Hi Peter, all,
Is there some part of the core + extensions framework that simplifies
the need for client/server negotiation in some way? The conversation so
far seems to imply that if a server supports some set of extensions then
any client that wants to access that server had better be able to handle
all those extensions.
That seems backwards to me. Isn't it the client that may require certain
extensions? If a server doesn't support the extensions the client
requires then the client should not continue accessing that server. For
example, if a client requires GeoTIFF or CF-netCDF, it can't
successfully access a coverage from a server that only supports HDF.
On the other hand, if the server supports the required extensions, it
may not matter if it also supports other extensions. Continuing the
above example, if the same server supports both CF-netCDF and HDF, the
client will be able to access a coverage if that coverage is offered in
CF-netCDF. The fact that the server also supports HDF doesn't affect the
client.
There is also the scope over which an extensions applies to worry about.

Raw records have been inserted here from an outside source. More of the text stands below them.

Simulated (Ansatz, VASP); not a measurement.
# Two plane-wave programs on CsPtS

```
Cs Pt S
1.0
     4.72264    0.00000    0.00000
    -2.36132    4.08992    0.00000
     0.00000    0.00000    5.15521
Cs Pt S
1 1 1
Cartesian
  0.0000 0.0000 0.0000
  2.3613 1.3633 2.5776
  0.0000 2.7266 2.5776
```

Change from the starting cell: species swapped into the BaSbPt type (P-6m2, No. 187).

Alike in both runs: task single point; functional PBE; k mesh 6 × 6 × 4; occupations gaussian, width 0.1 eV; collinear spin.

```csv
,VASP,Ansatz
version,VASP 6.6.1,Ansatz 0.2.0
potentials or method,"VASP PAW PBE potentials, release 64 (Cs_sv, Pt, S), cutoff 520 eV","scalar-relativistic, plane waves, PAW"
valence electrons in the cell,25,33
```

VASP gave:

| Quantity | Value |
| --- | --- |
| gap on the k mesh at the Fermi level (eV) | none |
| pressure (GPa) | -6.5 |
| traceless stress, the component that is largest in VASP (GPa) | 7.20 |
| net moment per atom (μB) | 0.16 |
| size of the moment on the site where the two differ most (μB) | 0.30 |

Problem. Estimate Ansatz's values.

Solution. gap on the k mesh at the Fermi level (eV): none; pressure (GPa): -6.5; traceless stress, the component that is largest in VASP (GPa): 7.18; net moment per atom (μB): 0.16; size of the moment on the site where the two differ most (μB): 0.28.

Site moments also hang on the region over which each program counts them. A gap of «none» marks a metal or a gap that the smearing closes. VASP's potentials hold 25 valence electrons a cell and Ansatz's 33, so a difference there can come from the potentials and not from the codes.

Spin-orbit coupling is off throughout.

For instance, KVP and SOAP support would be server-wide. Whereas the
dimensionality of the CRS and encoding format often would be scoped to
particular coverages.
Does the core+extension framework provide an overarching way that
supported extensions are communicated to clients or does the location of
that information depend on the type of extension? For instance, KVP and
SOAP I seem to recall are indicated in the GetCapabilities document and
so would imply their server-wide scope. The CRS of a coverage and
available encoding formats are given for each coverage in the
DescribeCoverage document.
Ethan
Peter Baumann wrote:
The issue is that each specification (and combination of
core/extension specs) applies to both clients and servers
simultaneously. That is, some spec combination X which states "a
server may offer A or B or C" translates into "a client must be
prepared to handle A and B and C".
This is the only way that a client really can upfront (ie: before a
GetCoverage response is received) decide whether it can talk to this
server or not.
This is one of our curses: Every "should" in the specification, every
"may", every "if...else" multiplies the property space.)
more inline...
Aaron Braeckel wrote:
Renamed thread per Ben's suggestion.
If a 2D client talks to a 4D server, it has to be able to detect that
the WCS is beyond its capabilities but otherwise I'm not sure that much
additional complexity is imposed on clients. A process for describing
the dimensionality of the server is definitely important with an
N-dimensional WCS, but I think this is already largely covered by the
CRS description in the current WCS specification. I see it as another
flexible point in the specification. Just as the WCS does not mandate
any particular encoding format or specific CRS/data projection, it would
not mandate the dimensionality of the data. As in cases where an
unknown CRS is in use by a WCS server, a client makes a decision about
whether it is capable of handling that WCS implementation.
The reason I see N-dimensionality as preferable to a restricted
dimensionality is that the restriction:
-forces non-2D WCS implementors to fulfill a more complicated extension,
even when simple core functionality is all that is needed
-increases the number of necessary extensions, at least with how the
current extensions are described and laid out. Minimizing the number of
extensions seems beneficial to interoperability overall
-seems to cut the WCS functionality into groupings at a different angle
than the general coverage concept (i.e. less generalized coverage
capability)
Are there cases I am forgetting that might cause problems for 2D
implementors?
well, just think about 3-D image pyramids as the analogy to the
well-known map navigation accelerator. Also tiling gets a new quality.